The twins and I have been having a great time "playing math" during our first month of Homeschool Pre-K / Kindergarten. The system that is currently working for us for learning math is to cover a variety of topics every week and then revisit them later in new and interesting ways. This seems to work better than trying to drill a certain math concept until the kids get it - I'd rather demonstrate math in context using hands-on activities and games. I know that they will get an understanding of each topic when they are ready. Here are some the math skills we've been working on and the activities we do for learning them..

**Most of our math sessions involve playing games, building with Legos, and solving logic problems. In the beginning of the school year, I was trying to go through the Saxon Math 1 workbook with worksheets like these:**

L enjoyed working on these types of worksheets, but I found them boring (playing games with math is so much more engaging), so we limit worksheets to once a week and make up our own learning activities.

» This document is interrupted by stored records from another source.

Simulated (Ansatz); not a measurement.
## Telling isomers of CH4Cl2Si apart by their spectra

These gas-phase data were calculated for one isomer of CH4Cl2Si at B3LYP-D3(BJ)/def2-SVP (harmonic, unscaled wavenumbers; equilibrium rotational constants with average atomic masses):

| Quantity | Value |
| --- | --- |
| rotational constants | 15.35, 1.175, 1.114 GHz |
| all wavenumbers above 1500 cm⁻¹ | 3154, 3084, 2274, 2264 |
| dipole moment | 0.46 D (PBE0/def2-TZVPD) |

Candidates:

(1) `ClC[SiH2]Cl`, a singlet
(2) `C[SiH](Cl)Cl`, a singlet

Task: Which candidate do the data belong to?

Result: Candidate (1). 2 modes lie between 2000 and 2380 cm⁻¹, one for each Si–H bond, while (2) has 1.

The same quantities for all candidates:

Here are the skills we're currently working on:

**Skill**: Counting to 100 without help.**How we learn it**: Counting while tossing a ball back and forth, counting how long each child can balance on one leg, measuring lengths using unit cubes, etc.. We also just do a lot of counting - the kids like it as long as there is variation in the manipulatives I give them..

I also make up games (like number Bingo) and activities for identifying two digit numbers correctly like this game of crossing numbers off a dry-erase hundreds board:

**Skill:**Skip counting by 2s, 5s, and 10s.**How we learn it:**The kids stand on a stool (or table) and have to skip count in order to blast off around the room (it's also a nice way for Mommy to get exercise - they LOVE this game and play it until my back aches and my arms feel like jello). We also count small manipulatives by putting them into groups of 2s, 5s and 10s..

**Skill:**Understanding place value.**How we learn it:**We use our place value cards a lot (I printed and laminated these) where they put a 7 on top of the 20 to form 27. We also use the abacus frequently and count objects by putting them into groups of 10 (or 5+5).

**Skill:**Addition and subtraction facts up to 20.**How we learn it:**We do a lot of word problems using real manipulatives ("If L has 3 crackers and E gives her 2 more, how many does she have?"), and we try to recognize groupings within familiar numbers (5 people in our family, 3 girls + 2 boys = 5, etc..). We roll dice, play card games, and try to include addition and subtraction in various activities (like cooking, science experiments).

In the picture above, I taught the girls to perform a "magic trick" of figuring out the total number of blocks without counting (10 are hiding under the bowl, so they have to count on from 10). They pretty much like any activity if I tell them they are performing a magic trick and then act amazed when they figure out the answer.

I really want the kids to master arithmetic facts early because it's just a tool for doing real/interesting/thinking math and I want them to get it over with so we can solve cool problems together.

**Skill:**Estimation**How we learn it:**I'm always challenging the kids to estimate things: "I bet you can't guess how many steps it will take to walk from your bedroom to the couch", etc.. Providing logical answers to these types of questions is actually pretty challenging for young kids, so we're working on strategies for estimation problems (I usually guide them with follow up questions "Is it more than 100?", "Lets measure a smaller sample so we can make a better guess".

**Skill:**Naming 3D shapes and their properties**How we learn it:**We go on 3D scavenger hunts around the house:

I also made the girls "mystery object cards" which provide a 'recipe' for creating a 3D object (shape and number of faces):

The girls really enjoy using their MagnaTiles to build their mystery objects.

My favorite part of teaching my kids math is to see them make connections and apply these concepts in their everyday lives - it brings a smile to my face to eavesdrop on them solving math problems all on their own as they play.